Apache Spark CourseApache Spark Course1
Module 12: Project – Real-World Data PipelineModule 12: Project – Real-World Data Pipeline1

Movie Ratings Project with Apache Spark

Movie Ratings Project with Apache Spark

In this project, we will use Apache Spark and PySpark to analyze a real-world movie ratings dataset. The goal is to understand how to build a data pipeline: from loading raw data, performing transformations, analyzing results, and drawing insights.

Dataset Overview

We will use a sample version of the popular MovieLens dataset, which includes user-generated movie ratings. This dataset is widely used in recommendation systems research.

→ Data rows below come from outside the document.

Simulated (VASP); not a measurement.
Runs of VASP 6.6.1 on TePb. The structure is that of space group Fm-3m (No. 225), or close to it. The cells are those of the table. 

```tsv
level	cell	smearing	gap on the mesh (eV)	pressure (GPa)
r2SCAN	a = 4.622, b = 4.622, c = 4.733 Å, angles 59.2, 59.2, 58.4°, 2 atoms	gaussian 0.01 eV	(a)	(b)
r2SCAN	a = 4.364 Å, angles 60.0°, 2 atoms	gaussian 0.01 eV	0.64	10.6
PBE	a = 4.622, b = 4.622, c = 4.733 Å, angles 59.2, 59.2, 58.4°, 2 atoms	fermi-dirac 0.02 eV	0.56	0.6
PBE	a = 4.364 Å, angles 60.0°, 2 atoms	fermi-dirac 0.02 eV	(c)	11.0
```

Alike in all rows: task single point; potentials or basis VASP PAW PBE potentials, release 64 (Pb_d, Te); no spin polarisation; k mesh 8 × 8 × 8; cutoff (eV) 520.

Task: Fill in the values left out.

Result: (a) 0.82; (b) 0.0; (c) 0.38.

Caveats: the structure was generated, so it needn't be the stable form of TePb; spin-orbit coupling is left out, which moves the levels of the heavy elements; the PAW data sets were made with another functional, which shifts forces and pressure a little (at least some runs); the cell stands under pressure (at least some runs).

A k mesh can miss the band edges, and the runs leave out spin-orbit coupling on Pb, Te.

  • ratings.csv: Contains userId, movieId, rating, and timestamp
  • movies.csv: Contains movieId, title, and genres

Project Objectives

  • Read and merge the datasets
  • Clean and preprocess the data
  • Analyze average ratings per movie
  • Find top-rated movies by genre
  • Filter movies with a minimum number of reviews

Step 1: Load the Data

We’ll start by loading the two CSV files into Spark DataFrames using PySpark.

from pyspark.sql import SparkSession

spark = SparkSession.builder     .appName("Movie Ratings Project")     .getOrCreate()

# Load ratings and movies
ratings = spark.read.csv("ratings.csv", header=True, inferSchema=True)
movies = spark.read.csv("movies.csv", header=True, inferSchema=True)

ratings.show(5)
movies.show(5)
+-------+-------+------+-------------+
|userId |movieId|rating|timestamp    |
+-------+-------+------+-------------+
|1      |31     |2.5   |1260759144   |
|1      |1029   |3.0   |1260759179   |
|1      |1061   |3.0   |1260759182   |
|1      |1129   |2.0   |1260759185   |
|1      |1172   |4.0   |1260759205   |
+-------+-------+------+-------------+

Step 2: Merge Ratings with Movie Titles

To analyze movie names instead of just IDs, we join both DataFrames on movieId.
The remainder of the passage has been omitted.